TSA Pre vs Global Entry – What’s Best?
February 28, 2016
Endless, winding lines and waiting, waiting, waiting to go through TSA and immigration checks at airports – who among us hasn’t sworn that this is absolutely the biggest downside to travel, especially international travel? Due to the growing numbers of passengers in transit and increased safety concerns, nearly all countries now require extensive screening of passengers and their belongings. With an increase in terrorist incidents, we can all agree that this is necessary. But come on, need EVERYONE be subjected to scrutiny at the same level?
Luckily, there are now several programs that shorten and streamline these processes. TSA PreCheck (TSA Pre) and Global Entry are the top two domestic and international programs engineered by the US Customs and Border Patrol Department and the Department for Homeland Security to help travelers speed up entering and leaving the airport. These are not the only trusted traveler programs – others include FAST, FLUX, NEXUS, SENTRI, SES, Smart Gate and STEP. These programs from different countries provide assistance to travelers, as well as a faster check in and out. Overall, the two most helpful programs for US citizens are TSA PRE and Global Entry. Worth considering: several levels of American Express cards reimburse you for the application fees applicable to these programs, which is something to consider.
Let’s take a look at their respective benefits:
TSA PreCheck is a program for domestic travelers which allows them to go through expedited security lines within the United States. These travelers are not required to remove their belts, laptops, shoes or light jackets. Some other information about TSA Pre:
•To get TSA Pre, applicants pay a one-time fee of $85. If accepted, their benefits last for 5 years.
•To apply for TSA Pre, applicants must fill out an online application, then verify themselves in person through a face-to-face interview at one of the authorized facilities. These are primarily done at airports; check your area to see where the closest location is. TSA also requires a fingerprint.
•TSA Pre is available in most airports in the US (about 150 total; find the closest one to you here: https://www.tsa.gov/tsa-precheck).
•On some occasions, TSA Pre members may not be able to go through the expedited lane, and may be subject to random screenings.
•If you don’t get accepted to TSA Pre (which is rare, but it can happen), TSA keeps your $85 fee.

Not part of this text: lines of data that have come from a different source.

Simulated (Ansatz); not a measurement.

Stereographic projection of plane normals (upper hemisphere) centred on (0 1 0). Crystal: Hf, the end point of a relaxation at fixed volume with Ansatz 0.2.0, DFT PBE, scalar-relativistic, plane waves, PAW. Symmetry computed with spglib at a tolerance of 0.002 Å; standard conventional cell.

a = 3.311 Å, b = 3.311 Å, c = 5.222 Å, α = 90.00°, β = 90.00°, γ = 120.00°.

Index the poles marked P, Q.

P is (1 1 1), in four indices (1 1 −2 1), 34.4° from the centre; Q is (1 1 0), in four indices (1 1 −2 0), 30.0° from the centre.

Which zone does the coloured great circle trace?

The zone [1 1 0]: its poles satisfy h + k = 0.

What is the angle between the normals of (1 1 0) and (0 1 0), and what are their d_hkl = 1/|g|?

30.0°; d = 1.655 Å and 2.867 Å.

You may say, “but I have ‘TSA Pre’ printed on my boarding passes sometimes and I’ve never paid that fee or gone through that process”. True enough; travelers are picked on a random basis for this perk, but there’s no guarantee unless you buy in. No one knows what the criteria are and they seem to be applied inconsistently. For example, I traveled to and from Seattle with my daughters last August. On the way out I was lucky enough to get TSA Pre and neither daughter did. But on the way home, my 13-year-old was the lucky one and little Isabella and I had to drag everything through the slow line and “undress” along with the rest of the herd.
Global Entry helps you clear border control and U.S. Customs quickly and efficiently regardless of your place of origin outside the United States. This program was created to allow low-risk travelers to receive expedited clearance upon arrival. Global Entry is not awarded to frequent travelers, unlike TSA Pre, and requires a one-time fee of $100. Global Entry benefits, once awarded, last for 5 years. The key to getting all the benefits you deserve from your Global Entry designation is to enter the Global Entry ID number (Known Traveler Number, or “KTN”) into your frequent flyer traveler profiles (you are now a “Known Traveler”), and to make sure it’s in all of your plane reservations. Here is some other information about Global Entry:
•Global Entry allows participants to automatically by-pass the standard touch-screen/manual check-ins and proceed through a quick check. Global Entry participants should automatically qualify for TSA Pre without paying the additional $85, although I’ve seen comments indicating that this doesn’t always hold.
•To apply for Global Entry, you must fill out an online application. If approved, border protection officers require an in-person interview, photo and fingerprint.
•Global Entry is not offered at all airports; about 58 airports (none in Italy, unfortunately) currently offer the service.
•Global entry allows expedited customs 100% of the time, at all eligible airports.
Both Global Entry and TSA Pre are wonderful tools for keeping travel more streamlined and efficient. The only downside is that your checked bags are rarely ready after you’ve whizzed through Global Entry. Maybe the next step will be tagging Known Travelers’ bags in a way that they will always come off the plane first?